How to Setup a LAMP Stack with MySQL HeatWave – Part 5/5

September 12, 2022 | 10 minute read
Stuart Davey
MySQL Principal Solution Engineer
Text Size 100%:

Introduction

This is the fifth in a series of blogs that detail how to setup and use a LAMP Stack that makes use of MySQL HeatWave in the Oracle Cloud.

  • Part 1 will set the scene by detailing what a LAMP stack is and what deployment options are available in the Oracle Cloud. It will also set out the architectural vision for the LAMP stack this series of blogs will build.
  • Part 2 will build the infrastructure (network, application server, database server) in the Oracle Cloud.
  • Part 3 will install and configure the remaining LAMP stack software.
  • Part 4 will install additional software to assist in developing and deploying web applications. It will then securely deploy a demonstration PHP application.
  • Part 5 (this part) will consider how to make the stack more scalable, available and secure.

 

Predicates for completing the tasks in this blog

None, but you will have a better context if you have read through the earlier parts.

 

Current Architecture

Current Architecture Diagram

 

This architecture is fine for development, but is somewhat lacking for production:

  • There is no way to scale out the application tier or database tier to meet increasing load. The application server and database can only be scaled up by adding resource.
  • Both the application server and database are single points of failure (SPOF). Further, there is no way maintenance can be performed on either the application server or database without affecting availability.
  • It’s probably not a good idea to use the app server in both its designated application server role and as a jumping off / staging / administrative server. The more roles a server has, the more likely it is to be compromised in terms of security, performance and availability.

 

Addressing Scalability Concerns

There are two ways to scale: up and out. Scaling up involves adding resource to an existing machine, whereas scaling out means adding machines that will work collectively to provide the service. Scaling up is sometimes referred to as vertical scaling, and correspondingly scaling out is referred to as horizontal scaling. Which method you choose (up or out) will depend upon the service you are implementing.

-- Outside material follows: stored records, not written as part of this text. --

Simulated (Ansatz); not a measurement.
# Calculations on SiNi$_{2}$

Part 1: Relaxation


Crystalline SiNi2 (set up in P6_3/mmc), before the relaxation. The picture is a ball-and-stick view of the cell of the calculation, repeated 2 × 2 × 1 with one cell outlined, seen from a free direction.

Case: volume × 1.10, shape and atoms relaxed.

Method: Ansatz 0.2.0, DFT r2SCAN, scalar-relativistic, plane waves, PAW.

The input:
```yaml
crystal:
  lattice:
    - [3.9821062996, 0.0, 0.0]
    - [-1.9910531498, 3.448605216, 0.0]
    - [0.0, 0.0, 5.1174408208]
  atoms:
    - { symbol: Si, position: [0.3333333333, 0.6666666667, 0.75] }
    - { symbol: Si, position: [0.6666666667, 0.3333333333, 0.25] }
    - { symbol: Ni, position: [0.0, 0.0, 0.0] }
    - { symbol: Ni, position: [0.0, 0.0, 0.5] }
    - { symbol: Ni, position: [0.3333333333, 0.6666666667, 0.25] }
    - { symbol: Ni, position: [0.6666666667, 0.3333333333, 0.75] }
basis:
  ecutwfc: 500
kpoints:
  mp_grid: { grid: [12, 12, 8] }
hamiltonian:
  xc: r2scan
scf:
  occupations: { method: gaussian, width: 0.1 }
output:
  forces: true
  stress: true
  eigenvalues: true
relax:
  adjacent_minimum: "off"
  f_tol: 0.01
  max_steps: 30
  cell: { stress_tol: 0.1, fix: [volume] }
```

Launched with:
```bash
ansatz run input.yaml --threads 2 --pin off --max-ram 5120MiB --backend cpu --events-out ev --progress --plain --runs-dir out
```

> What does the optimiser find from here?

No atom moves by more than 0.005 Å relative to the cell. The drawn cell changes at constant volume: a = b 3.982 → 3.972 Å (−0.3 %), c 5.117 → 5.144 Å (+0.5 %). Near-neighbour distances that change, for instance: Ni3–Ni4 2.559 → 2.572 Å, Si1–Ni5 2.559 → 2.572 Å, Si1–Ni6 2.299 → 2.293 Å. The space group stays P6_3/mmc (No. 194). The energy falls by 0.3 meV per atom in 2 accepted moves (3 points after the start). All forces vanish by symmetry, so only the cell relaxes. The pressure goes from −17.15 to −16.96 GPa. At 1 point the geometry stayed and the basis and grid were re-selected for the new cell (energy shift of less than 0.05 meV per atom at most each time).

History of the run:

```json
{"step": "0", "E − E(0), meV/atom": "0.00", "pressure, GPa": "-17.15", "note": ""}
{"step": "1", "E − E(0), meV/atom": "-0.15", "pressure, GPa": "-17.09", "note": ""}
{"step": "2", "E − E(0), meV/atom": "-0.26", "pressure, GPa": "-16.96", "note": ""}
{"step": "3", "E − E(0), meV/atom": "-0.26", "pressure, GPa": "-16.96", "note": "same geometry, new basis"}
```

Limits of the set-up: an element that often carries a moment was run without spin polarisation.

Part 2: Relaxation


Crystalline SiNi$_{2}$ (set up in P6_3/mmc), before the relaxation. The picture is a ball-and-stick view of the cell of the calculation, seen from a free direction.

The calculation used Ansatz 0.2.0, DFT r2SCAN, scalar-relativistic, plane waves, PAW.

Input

Databases are typically scaled-up. This is because there is usually great benefit in keeping as much of the data set as possible in memory as possible. Further, databases such as MySQL are designed to be able to handle many user connections. However, there are some use cases where it makes sense to scale a database out. An example use case would be that of an online hotel and flight booking application. Such an application will be heavily read biased because most customers will consider many options before making a booking. Therefore it makes sense to implement a database replication topology whereby there is a source database server that will handle all writes (i.e. the inserts and updates people make when performing a booking), and multiple replicas to handle the reads (queries).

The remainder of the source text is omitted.